I don’t know much about the preempt patch, but I can give some information to clarify.
A kernel has most of its functions built in. In many cases this can be built as a module, which is still part of the kernel, but can load and unload as it runs. When a module is loaded the specification of where to look for the module is built into the kernel itself. The output of “uname -r” is a prefix of the source code version, and a suffix of the CONFIG_LOCALVERSION at the time of compile. The search location becomes:
/lib/modules/$(uname -r)/kernel
If the kernel source is 4.9.253, and CONFIG_LOCALVERSION is set to “-tegra” at the time of build, then “uname -r” becomes “4.9.253-tegra”. Similarly, if the source code is 4.9.253, and “uname -r” results in “4.9.253-rt168-1b”, then it implies CONFIG_LOCALVERSION was set to “-rt168-1b” at the time of compile.
If a kernel has a certain configuration, then it is possible that a module is incompatible with that configuration since some features require others to work. Similarly, it is possible that one feature conflicts with another, and thus not all features can be present simultaneously. In order to add a new feature to an existing kernel one must start with a configuration and base kernel source code release which matches the original, followed by adding a new feature/symbol. An RT patched source is not a match with a non-RT source, and thus if you are to build a module, then that module must be built with the same starting patches and the same configuration. Failure to do so implies the module will have a conflict and fail to load.

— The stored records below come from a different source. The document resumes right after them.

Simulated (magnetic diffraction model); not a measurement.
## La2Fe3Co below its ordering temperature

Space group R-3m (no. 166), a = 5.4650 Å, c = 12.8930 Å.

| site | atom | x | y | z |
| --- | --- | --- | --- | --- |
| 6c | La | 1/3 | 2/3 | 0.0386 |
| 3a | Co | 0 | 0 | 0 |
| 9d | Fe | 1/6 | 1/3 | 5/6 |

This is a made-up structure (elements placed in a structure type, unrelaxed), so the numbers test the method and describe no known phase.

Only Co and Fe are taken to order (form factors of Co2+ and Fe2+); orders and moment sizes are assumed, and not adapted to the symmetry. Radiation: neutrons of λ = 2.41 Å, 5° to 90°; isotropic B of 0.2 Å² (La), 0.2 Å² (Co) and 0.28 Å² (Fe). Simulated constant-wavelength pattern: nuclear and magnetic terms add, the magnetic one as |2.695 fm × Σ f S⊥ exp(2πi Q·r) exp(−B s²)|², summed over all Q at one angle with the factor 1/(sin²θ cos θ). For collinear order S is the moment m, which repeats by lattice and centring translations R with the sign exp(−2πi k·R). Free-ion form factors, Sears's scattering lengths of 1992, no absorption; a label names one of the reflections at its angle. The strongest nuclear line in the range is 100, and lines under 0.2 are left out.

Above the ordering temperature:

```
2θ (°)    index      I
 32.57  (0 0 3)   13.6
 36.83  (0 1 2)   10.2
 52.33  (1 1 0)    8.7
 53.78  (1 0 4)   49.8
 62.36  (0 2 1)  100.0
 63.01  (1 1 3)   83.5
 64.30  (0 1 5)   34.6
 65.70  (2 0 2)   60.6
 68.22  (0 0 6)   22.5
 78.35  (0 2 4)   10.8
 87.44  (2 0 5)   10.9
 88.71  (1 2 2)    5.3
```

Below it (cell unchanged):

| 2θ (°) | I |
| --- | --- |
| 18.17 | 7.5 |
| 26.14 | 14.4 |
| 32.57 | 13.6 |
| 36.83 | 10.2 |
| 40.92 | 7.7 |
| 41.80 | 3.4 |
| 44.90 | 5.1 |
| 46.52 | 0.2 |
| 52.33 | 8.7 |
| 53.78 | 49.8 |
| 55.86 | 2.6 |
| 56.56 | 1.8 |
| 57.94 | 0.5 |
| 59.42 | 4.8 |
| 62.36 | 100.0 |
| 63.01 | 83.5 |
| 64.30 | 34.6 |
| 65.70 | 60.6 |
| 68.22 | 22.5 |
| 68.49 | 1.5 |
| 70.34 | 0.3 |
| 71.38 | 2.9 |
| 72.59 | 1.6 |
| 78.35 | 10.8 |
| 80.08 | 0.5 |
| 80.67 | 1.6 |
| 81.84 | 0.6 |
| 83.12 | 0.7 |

exec format error would normally mean the kernel was built with the wrong architecture, e.g., for a desktop PC processor, but attempting to run on the wrong type of CPU (e.g., the arm64 processor of a Jetson does not match the processor of a desktop PC). However, there was a recent thread on the forum where it was found that this was a “bad error message” which could also occur if the starting configuration had a conflict as well. The fact that you have a “uname -r” suffix of “-rt168-1b”, and yet the source wanted to install with a suffix of “-tegra”, says that even if the source code is the same, then the configuration differed, and module load is likely to fail (at least module search would be to the wrong location).
The fact that you’ve built against the “-tegra” kernel source, and not the patched RT source, also says the module from one will fail when used with the other.
In order for this to work you’ll need both the “-rt168-1b” source code and the module compiled against the configuration which existed at the time of creating “4.9.253-rt168-1b” before you can add a new module. Modules in the old “/lib/modules/4.9.253-tegra/” cannot be used in the new kernel.
The configuration is probably different when bulding the RT sources, but I don’t know which config was used. Typically though, the running kernel will show its build configuration in “/proc/config.gz”. If you start with a copy of that, gunzip it to decompress, and rename it as “.config”, then this (plus setting CONFIG_LOCALVERSION to “-rt168-1b” in the RT source) will be a matching start config. The default config is from the “tegra_defconfig” target, but since you are using RT source, then likely that config is no longer valid.
I’ll also add that having RT source does not magically lower latency. You probably need to specify particular processes which should be scheduled for lower latency. If everything could be lower latency by this method, and no adjustment were needed to tune this, then everyone would use this source. You’d have to consult the documents on specifying scheduling classes (and in turn marking your process as that class).